I’m not sharing this for anyone to feel bad for me. Because today will never ever be about me. I’m sharing this because if you know someone who’s passed away, you know that the anniversary of their passing will forever be a hard day. A day where emotions are high and feelings are difficult to understand. So I’m sharing this because this is how we, my friends and I, have navigated our pain. Maybe this will help you process your own pain. Or maybe this is just a way for me to process my own pain.
Every August 1st hurts. It’ll always hurt. It’s a physical pain in my stomach that lasts all day. It feels like my heart weighs about ten pounds. My hands are constantly shaking. This day, three years ago replays in my head constantly as if it’s a CNN breaking news rerun. I replay answering the phone that night to my best friend struggling to say the words, “he drowned”. I replay the phone calls I had to make, repeating the same words that were told to me minutes prior. I replay the two weeks that followed. Sitting by the river in a 100-degree heat just waiting for answers. I replay the image of lost, confused and broken 18-year olds holding on to each other trying to navigate a heartbreak that was difficult to comprehend and all too sudden.
But I guess that’s the part of grief no one really talks about, it’s that grief never ends. Maybe it gets easier, maybe you learn to live with it but it’ll never end. The memories stay, the pain stays, it all stays. Except for every year it just gets a bit more buried under reality.
For me, the only way I navigated that time, three years ago, is through writing. Through expressing heartbreak through words that attempted to make sense of anything or of something that was going on.
And every year after, I’ve posted on some form of social media, turning to words yet again to help myself navigate this day, the pain and the awkwardness that comes with it.
So, today I’m during to words yet again. This time I’m going to tell you a story. A story about who Mario was.
Mario Martinez was one of my good friends. He was an athlete and humble. He was determined and hilarious. He was shy and predictable. He was kind and compassionate. He loved CrossFit almost as much as he loved riding his bicycle. He loved peanut butter sandwiches but only made the right way. He loved his friends like they were family because to him they were. His laugh was contagious. And his style was always put together.
Mario, essentially, was a portrait of an ideal person. You never met a person who didn’t appreciate who he was. He was admirable.
We’ll never finish loving the person that he was and we’ll never stop appreciating what he taught us. Over ten of us now have his signature permanently on our body. It was a signature of his we found in one of his old notebooks. He had underlined this exact signature probably five times. It’s perfect.
His signature lets us remember him but also teaches us every day to take care of our bodies, to love and appreciate our friends, to prioritize positivity, to live life as authentically as possible and to take chances because life is too short to be boring. Because that’s what he would’ve wanted. And of course, his signature reminds us to, “never let a hangover get the best of our workout.”

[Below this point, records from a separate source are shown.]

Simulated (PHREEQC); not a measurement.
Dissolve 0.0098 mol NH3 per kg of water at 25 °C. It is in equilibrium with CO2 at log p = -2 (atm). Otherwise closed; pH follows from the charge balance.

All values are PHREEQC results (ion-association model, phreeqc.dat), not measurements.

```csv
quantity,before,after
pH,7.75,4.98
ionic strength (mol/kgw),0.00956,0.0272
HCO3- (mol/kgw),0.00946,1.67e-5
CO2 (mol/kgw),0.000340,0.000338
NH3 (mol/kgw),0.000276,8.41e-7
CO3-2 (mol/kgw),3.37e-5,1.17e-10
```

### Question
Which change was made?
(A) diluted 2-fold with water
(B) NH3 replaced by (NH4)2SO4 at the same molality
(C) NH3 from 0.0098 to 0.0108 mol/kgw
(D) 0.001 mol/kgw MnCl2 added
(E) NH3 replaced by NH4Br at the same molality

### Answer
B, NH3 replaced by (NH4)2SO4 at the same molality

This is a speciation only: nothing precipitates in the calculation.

He was going to go to school at Portland State University. He wanted to make a career out of his love for fitness and health. Something he took extremely seriously and took great pride in. The majority of the time I ever saw Mario was actually at the gym at 8 pm, every night. It was consistently predictable.
He was almost 18-years old when he left this world too soon. It was the summer after we all graduated high school. It was August 1st, a hot summer day, just like today, where the universe decided that this was his time. I’ll never know how to justify his death. I think that would be impossible to do.
His funeral was two days before I left for my freshman year of college. We spent the night after all together. Crying, laughing, talking in our friends basement. We didn’t know how to handle this kind of pain. We were too young. Too young to navigate that kind of heartbreak. Too young to understand why our good friend left this world at just 18-years old.
But we handled it the only way we knew how. We held on to each other. We held on to the people that knew him.
And today, three years later, we’ll do the same thing. We’ll hold on to each other. We’ll go to his favorite places and just remember how beautiful of a human he was.
And we’ll miss him. Like crazy.
Hope you’re resting easy Mario.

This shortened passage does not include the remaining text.